If one does not simply… “machine learn”… what does one do to cover all the bases and make sure that the process is complete and value-producing?
Here 10 high level stages to check off as you take on a machine learning task.
Before you do anything with machine learning, you absolutely must have a good undertanding of which business metric we’re hoping to improve as a result of employing machine learning.
Otherwise, how will you know if it “worked”?
Talk with management. Find out their goals. Hear the story and understand what they’re wanting to see improvement in, in terms of the business.
Try not to get a high level answer like, “We want to see an increase in sales.” Okay. Well. Don’t we all?

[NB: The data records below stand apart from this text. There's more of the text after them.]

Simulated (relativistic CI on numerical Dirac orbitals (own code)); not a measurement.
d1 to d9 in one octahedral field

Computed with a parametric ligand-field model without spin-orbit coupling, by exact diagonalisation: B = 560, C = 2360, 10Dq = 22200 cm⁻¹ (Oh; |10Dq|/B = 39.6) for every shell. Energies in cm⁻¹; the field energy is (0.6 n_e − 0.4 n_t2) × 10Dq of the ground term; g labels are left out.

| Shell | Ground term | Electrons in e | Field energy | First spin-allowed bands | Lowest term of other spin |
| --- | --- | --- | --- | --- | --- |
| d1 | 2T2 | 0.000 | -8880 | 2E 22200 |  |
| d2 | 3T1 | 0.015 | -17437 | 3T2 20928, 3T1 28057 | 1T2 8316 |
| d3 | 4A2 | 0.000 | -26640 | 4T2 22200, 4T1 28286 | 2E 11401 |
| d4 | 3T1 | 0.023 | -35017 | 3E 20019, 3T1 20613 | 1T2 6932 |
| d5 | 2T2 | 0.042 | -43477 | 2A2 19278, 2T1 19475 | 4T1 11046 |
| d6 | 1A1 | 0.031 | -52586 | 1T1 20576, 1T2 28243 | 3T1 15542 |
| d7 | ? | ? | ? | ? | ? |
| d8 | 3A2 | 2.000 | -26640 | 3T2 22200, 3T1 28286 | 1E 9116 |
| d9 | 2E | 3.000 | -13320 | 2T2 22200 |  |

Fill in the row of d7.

The more specific and defined management can get with their business metric of choice, the better. “We want to see a 10% increase in sales for [some product] among customers to whom we advertise directly regarding an exclusive discount on [that product].” It’s much more specific, measurable, targeted, and well-defined than the first “goal”, isn’t it? With this statement, we could work toward building a machine learning model to classify customers who are more likely to respond positively to our advertising. At the end, we can look back to the customers we predicted on, and see if a difference 1) exists and 2) can reasonably be attributed to the work of our machine learning model.
More data. That always seems to be the answer to our predictive woes, doesn’t it?
Two data sets augmenting one another lend more knowledge for machine learning algorithms to latch on to and figure out patterns within.
You could use the word “integrate” here if you want. The point is that you’re gathering data from multiple sources to help give the most complete picture of what you’re analyzing and predicting.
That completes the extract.